A novel water shut-off technique for horizontal wells at fields with hard-to-recover oil reserves

UDK: 622.276.7:622.245.67
DOI: 10.24887/0028-2448-2017-5-44-47
Key words: horizontal well, water-producing interval, water shut-off composition, polyacrylamide, geological model, reservoir simulation, dual porosity, dual permeability, tracer injection, reservoir fracture network, capital investments
Authors: R.R. Kadyrov (Branch of Ufa State Petroleum Technological University in Oktyabrsky, RF, Oktyabrsky), R.Kh. Nizaev, A.F. Yartiev (TatNIPIneft, RF, Bugulma), V.V. Mukhametshin (Ufa State Petroleum Technological University, RF, Ufa)

The paper presents a new technique designed to control unwanted water production in open-hole sections of horizontal production wells targeting carbonate reservoirs. It consists in water shut-off treatments with coiled tubing conducted through a supplementary horizontal hole drilled below and parallel to the main horizontal (water producing) wellbore to form a rigid water barrier using polyaluminumchloride and polyacrylamide. These water shut-off stages are also discussed in this paper.

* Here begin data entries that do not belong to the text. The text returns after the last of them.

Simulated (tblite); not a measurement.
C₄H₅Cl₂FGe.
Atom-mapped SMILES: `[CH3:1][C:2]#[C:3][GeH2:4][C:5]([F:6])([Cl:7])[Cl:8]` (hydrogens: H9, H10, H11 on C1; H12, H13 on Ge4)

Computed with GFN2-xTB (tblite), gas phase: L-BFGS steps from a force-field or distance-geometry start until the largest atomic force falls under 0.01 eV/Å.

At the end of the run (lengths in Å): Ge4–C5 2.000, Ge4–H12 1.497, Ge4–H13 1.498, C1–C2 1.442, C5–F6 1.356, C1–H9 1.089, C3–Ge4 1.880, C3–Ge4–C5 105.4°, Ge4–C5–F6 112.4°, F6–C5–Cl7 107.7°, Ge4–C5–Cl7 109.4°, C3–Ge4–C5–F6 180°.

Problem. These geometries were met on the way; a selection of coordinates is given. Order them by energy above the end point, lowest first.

The existing geological model presents a typical Bashkirian reservoir production zone. It was used to create a three-dimensional numerical flow model, which not only contained geological model parameters but also described in situ fluid dynamics. For the purposes of reservoir simulation study, the main horizontal wellbore located in the upper portion of the production zone was as summed to be 324 m long, while the length of the supplementary wellbore located in the water-oil zone was assumed to be 375 m. Over the course of reservoir simulation, it was taken into account that tracer (water shut-off composition) injection resulted in relative permeability changes in the order of 0.1 to 1 times depending on tracer concentration. This is attributable to water phase mobility changes.  If no tracer is presenting model grid blocks, water phase mobility does not change. Otherwise, if a grid block is filled with tracer, particularly in the vicinity of the supplementary wellbore, water phase mobility reduces 10 times. Simulation data on tracer distribution in situ are reviewed for three simulation cases: 1) perforations around the horizontal wellbore – tracer distribution while flowing towards the production well is negligible; 2) water shut-off treatments in the upper portion of the horizontal wellbore – tracer covers a larger reservoir area compared to the previous case; 3) water shut-off treatments in the upper and side portion of the horizontal wellbore – reservoir coverage with tracer (water shut-off composition) is much more considerable compared to the previous cases. According to reservoir simulations conducted to study water-oil ratio versus tracer injection rate, the optimal injection rate for the tracer is within 0.5-1 m3/d. Numerical studies suggest that natural fracture network should also be considered during treatments. Economic assessment of further Bashkirian reservoir production performance using horizontal wells and tracer injection from the existing well is favorable.